NASA is preparing, for the first time, to send a spacecraft to obtain and bring back material from an asteroid.
The agency announced Wednesday that the mission, called Origins-Spectral Interpretation-Resource Identification-Security-Regolith Explorer, will launch in 2016.
"This is a critical step in meeting the objectives outlined by President Obama to extend our reach beyond low-Earth orbit and explore into deep space," NASA Administrator Charlie Bolden said in a statement. "It’s robotic missions like these that will pave the way for future human space missions to an asteroid and other deep space destinations."
OSIRIS-Rex will travel to within three miles of an asteroid known as 1999-RQ36. Arriving in 2020, the spacecraft will first map the asteroid’s surface and then collect at least two kilograms of regolith from it.
The sample will be returned to Earth in a capsule, which is to land at a test facility in Utah in 2023. From there, the sample will be transported to the Johnson Space Center in Texas, where it will be kept and tested in a laboratory operating under safety protocols aimed at protecting the planet from dangerous extraterrestrial contamination.
The sample will then be divided, with portions sent to laboratories around the nation for analysis that cannot be conducted by space-based instrumentation.
Researchers believe that the OSIRIS-Rex mission will provide significant insights into the origins of the solar system.
1999-RQ 36, like all asteroids, was formed from a cloud of dust and gas that resulted from the solar nebula. Therefore it is likely to contain clues about the formation of the Sun and the celestial objects that orbit it.
Little changed since its formation, the asteroid is also likely to contain carbon. Samples of material from meteorites and comets have included that element and so 1999-RQ36 may also provide insights into the origins of life on Earth.

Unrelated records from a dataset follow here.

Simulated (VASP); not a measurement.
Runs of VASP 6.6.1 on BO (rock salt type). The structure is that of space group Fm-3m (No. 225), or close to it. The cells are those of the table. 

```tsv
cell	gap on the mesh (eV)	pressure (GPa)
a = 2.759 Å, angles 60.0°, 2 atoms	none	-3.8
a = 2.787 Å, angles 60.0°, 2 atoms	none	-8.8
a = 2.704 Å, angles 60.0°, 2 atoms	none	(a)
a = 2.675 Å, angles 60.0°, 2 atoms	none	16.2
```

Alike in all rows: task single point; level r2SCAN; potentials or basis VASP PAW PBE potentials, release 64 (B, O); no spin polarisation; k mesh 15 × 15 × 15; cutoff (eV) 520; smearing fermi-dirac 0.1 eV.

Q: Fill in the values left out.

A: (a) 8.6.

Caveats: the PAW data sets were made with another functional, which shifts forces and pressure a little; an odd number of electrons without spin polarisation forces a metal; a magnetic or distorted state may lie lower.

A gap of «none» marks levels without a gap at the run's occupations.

"It will return samples of pristine organic material that scientists think might have seeded the sterile early Earth with the building blocks that led to life," Dr. Michael Drake, director of the University of Arizona's Lunar and Planetary Laboratory and lead researcher for the mission, said. "Such samples do not currently exist on Earth."
A third benefit of the mission will be to assist scientists in understanding the ways in which asteroids move in space. By measuring the Yarkovsky effect on 1999-RQ36, scientists may be able to develop more effective methods of predicting the path of asteroids and other objects in space.
In the case of 1999-RQ36, such information would be useful in light of the possibility that the asteroid is on a path leading toward Earth. Scientists think there is a very small chance - about 1 in 1,800 - that it could collide with Earth in the year 2182.
The Yarkovsky effect is the impact of the Sun’s energy on an asteroid. As solar energy is absorbed by the rocky surface of the object, the object generates heat and, in turn, the object is propelled in space and its orbit is affected.
OSIRIS-Rex will cost about $800 million. The spacecraft will be built by Littleton-based Lockheed-Martin Space Systems Company.
Researchers at the University of Colorado at Boulder will participate in the scientific team. Led by aerospace engineering professor Daniel J. Scheeres, they will study 1999-RQ36’s mass and gravity field in an attempt to understand the asteroid’s internal structure.
"We essentially will be weighing the asteroid to see how the mass is distributed across it," Scheeres said. "We need to know the mass and gravity field of the asteroid before the spacecraft comes in contact with it."
OSIRIS-Rex will be NASA’s third New Horizons mission. The first was launched on a mission to study the Pluto-Charon system and the Kuiper Belt in 2006, while the second – Juno – will be launched in August on a quest to study Jupiter’s atmosphere and interior.